Saturday, 7 September 2013

Bogey (Man) - Snot Funny

Fear, Childhood, Monster

BOGEY

Noun. Also bogy. Mid-19th century.
[Probably related to BOGLE, etc., BUG noun.]

1. (As a proper name, B-.) The Devil. M19

2. An evil spirit, a goblin; a bogle. Also bogey man. M19

3. figurative. A bugbear. M19

4. A detective, a police officer. slang. E20

5. A piece of nasal mucus. colloquial. M20

6. An unidentified enemy aircraft. slang. L20

When I was young (really young), my brothers were babysitting me one night and, doing what a little brother does, I was being difficult about going to bed. One of my brothers told me that, if I left the bedroom again, the Bogey Man would get me. I had no idea what the Bogey Man was, so it was left to my terrifyingly vivid imagination, conjuring an image of an awful green man, dripping with bogies, stalking the halls of our house in search of children to eat. The clear image of the Bogey Man and the terror he instilled has never left me, although at least in adulthood I have a clearer idea of his origins and know that at least he's nothing to do with bogies of the mucus variety.

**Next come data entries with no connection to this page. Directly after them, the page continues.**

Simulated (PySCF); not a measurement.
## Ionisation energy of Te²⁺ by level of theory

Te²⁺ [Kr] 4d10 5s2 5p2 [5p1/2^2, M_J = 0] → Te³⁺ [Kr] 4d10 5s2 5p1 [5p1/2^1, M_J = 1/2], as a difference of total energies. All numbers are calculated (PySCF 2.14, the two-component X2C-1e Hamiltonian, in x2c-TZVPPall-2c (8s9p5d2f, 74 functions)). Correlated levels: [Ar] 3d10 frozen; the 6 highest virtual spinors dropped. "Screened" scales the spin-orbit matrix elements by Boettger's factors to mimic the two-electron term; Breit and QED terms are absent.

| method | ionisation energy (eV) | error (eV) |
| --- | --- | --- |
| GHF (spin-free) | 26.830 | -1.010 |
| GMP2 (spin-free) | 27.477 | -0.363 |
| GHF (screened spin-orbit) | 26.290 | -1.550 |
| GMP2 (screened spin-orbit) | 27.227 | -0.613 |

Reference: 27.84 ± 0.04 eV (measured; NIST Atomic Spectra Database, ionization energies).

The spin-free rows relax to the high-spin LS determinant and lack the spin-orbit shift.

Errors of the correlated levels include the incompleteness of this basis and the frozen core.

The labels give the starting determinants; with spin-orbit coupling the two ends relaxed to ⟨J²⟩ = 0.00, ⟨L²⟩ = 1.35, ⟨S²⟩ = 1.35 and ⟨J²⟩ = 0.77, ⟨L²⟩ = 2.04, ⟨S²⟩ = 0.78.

Were you ever told of the Bogey Man?

Do please comment below.

9 comments:

  1. You realize I now have to check under the bed and in the closet before even thinking about going to sleep tonight! :)

    We called him the boogeyman. I was never worried about him (most definitely male!) as the family dog slept with me, and kept all monsters at bay. Much to my siblings disgust!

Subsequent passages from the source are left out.